*Warning: the following article contains spoilers for episode three of Star Wars: The Bad Batch – Season 2*
For the first time in the series, Star Wars: The Bad Batch has moved away from its titular characters and instead solely focuses on Crosshair (Dee Bradley Baker), who has been tasked with a mission to free Governor Grotton (Max Mittelman) from Desix after separatist governor Tawni Ames (Tasia Valenza) fights off the Empire’s unjust occupation of Desix, which separated itself from the Republic before the Empire took over.
He is joined by Commander Cody (also voiced by Dee Bradley Baker), who is now a part of the Empire. But he is slowly having doubts about Order 66 and the Empire’s purpose, while Crosshair blindly follows orders without thought. His orders are to free Gratton and kill everyone in the Empire’s way. But Desix’s forces will not go down without a fight, and with that ensues the best action setpiece in The Bad Batch.
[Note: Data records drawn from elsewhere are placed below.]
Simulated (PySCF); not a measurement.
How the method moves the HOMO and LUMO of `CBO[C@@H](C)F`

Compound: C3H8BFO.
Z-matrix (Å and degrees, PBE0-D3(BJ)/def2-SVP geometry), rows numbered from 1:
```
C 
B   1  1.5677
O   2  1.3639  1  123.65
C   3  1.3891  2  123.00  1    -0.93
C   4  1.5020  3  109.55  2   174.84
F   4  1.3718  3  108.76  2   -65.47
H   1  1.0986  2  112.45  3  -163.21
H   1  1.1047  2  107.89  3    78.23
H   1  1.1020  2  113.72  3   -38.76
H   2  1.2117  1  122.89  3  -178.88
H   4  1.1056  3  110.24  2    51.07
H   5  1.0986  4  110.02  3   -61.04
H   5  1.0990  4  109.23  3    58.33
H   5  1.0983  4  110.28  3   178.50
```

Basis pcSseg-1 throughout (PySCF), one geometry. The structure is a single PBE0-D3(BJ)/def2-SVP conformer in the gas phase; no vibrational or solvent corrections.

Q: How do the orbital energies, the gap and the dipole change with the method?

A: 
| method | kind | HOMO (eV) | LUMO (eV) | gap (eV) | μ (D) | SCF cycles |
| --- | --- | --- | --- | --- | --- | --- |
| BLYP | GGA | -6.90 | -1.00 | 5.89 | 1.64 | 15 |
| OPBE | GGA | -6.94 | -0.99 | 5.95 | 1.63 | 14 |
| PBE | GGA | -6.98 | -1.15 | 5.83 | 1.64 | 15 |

The action is not only aesthetically compelling, with deft use of lighting throughout the episode, but genuinely tension-filled, as you never really know who will come out on top. The battle droids are as dumb as ever (their “Roger! Roger!” calls are still terribly useless), but the droidekas are surprisingly more potent than the Jedi had made us believe they were. The Jedi would be able to cut through their “impenetrable shields” like butter through their lightsabers. Still, they prove to be an even more difficult foe to beat when disposable clones have to defeat them on tight, claustrophobic corners.
Most of the episode’s incredible action occurs inside a closed environment or a spiral staircase, with plenty of droids piling up as Crosshair and Cody attempt to make their way up. It’s nearly impossible for them to reach the top, and you never root for them to succeed. Instead, you want the droids to execute them, even Cody, who has proven himself valuable in Star Wars: The Clone Wars. But now that he’s turned, you despise him as much as Crosshair, who is the antithesis of what a “good soldier” represents. But “good soldiers follow orders,” right?!?
Not even Cody can follow the order to kill Ames, who wants peace. The Empire’s occupation of Desix isn’t warranted because they separated themselves from the Republic before the fall of the Jedi. Therefore, they are not under any imperial jurisdiction. Cody negotiates for a peaceful transfer, asking her to free Grotton without any more bloodshed. However, once Grotton is released, he asks Cody to kill her. He can’t bring himself to do it, but Crosshair does, blindly following orders without asking what this means for the future of the Empire, the galaxy, and the clones themselves.
I think it’s pretty clear that once the Empire is done with the clones, they will be dismantled and replaced by stormtroopers. Crosshair doesn’t believe that will happen as long as he follows orders. However, before Cody disappears, he tells him that, unlike droids, clones have to live with the consequences of their actions. It seems like the tide has turned, and Cody will no longer take orders from the Empire. Where has he gone? Who knows.
I also believe that Crosshair will be making his journey to reunite with Clone Force 99, slowly coming to terms with the fact that the Empire isn’t in his best interests and that blindly following orders without thinking of the repercussions this could bring to him will inevitably cause his downfall. Crosshair has always been one of the most exciting characters of The Bad Batch’s first season. It was great to have an episode entirely dedicated to him that has hopefully set the table for what’s to come in season two: great action, stunning animation, and legitimate stakes that aren’t overwhelmed by “glup shitto” cameos. The Bad Batch is supposed to be about The Bad Batch, and so far, season two has delivered on that front brilliantly. Let’s hope the next episode will be as good as this weeks.
The third episode of Star Wars: The Bad Batch – Season 2 is now available to stream on Disney+.